American blacks who a century ago began leaving the South to escape segregation and racism are returning, lured by better jobs and quality of life and perhaps by something more intangible - a sense of home.
The Southern U.S. region - primarily metropolitan areas such as Atlanta, Dallas, Houston, Miami and Charlotte, N.C. - accounted for roughly 75 percent of the population gains among blacks since 2000, up from 65 percent in the 1990s, according to the latest census estimates. The gains came primarily at the expense of Northern metro areas such as New York and Chicago, which posted their first declines in black population since at least 1980.
The findings are based on 2009 census population estimates, with official 2010 results released Tuesday for Illinois reflecting much of that change. Illinois had a 1.3 percent drop in the number of African-Americans since 2000, the first decade-long decline in the state's history.

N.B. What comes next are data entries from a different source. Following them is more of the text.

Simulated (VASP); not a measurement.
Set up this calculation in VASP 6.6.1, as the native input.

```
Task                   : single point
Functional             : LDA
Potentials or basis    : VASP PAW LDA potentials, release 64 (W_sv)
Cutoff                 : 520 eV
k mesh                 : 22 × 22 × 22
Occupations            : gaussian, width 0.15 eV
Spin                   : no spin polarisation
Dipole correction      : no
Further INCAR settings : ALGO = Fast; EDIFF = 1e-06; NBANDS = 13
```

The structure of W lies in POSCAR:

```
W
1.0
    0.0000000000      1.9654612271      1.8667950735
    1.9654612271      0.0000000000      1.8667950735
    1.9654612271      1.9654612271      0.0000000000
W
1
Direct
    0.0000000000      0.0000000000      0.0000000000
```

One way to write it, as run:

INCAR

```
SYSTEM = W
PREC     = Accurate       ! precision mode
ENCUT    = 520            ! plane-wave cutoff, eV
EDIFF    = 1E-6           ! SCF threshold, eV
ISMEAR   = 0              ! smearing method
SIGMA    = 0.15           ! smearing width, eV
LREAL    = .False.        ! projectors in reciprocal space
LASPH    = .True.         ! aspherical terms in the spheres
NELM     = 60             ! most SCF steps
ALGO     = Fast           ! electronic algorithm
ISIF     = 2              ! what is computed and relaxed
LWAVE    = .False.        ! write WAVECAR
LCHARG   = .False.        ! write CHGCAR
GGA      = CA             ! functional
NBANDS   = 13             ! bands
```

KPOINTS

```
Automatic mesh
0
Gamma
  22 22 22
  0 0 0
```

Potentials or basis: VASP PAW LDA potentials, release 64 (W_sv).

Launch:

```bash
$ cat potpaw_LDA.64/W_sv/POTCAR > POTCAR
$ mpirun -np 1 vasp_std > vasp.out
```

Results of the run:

The recent census figures for blacks refer to non-Hispanic blacks, which the Census Bureau began calculating separately in 1980.
In all, about 57 percent of U.S. blacks now live in the South, a jump from the 53 percent share in the 1970s, according to an analysis of census data by William H. Frey, a demographer at the Brookings Institution. It was the surest sign yet of a sustained reverse migration to the South following the exodus of millions of blacks to the Midwest, Northeast and West in the Great Migration from 1910 to 1970.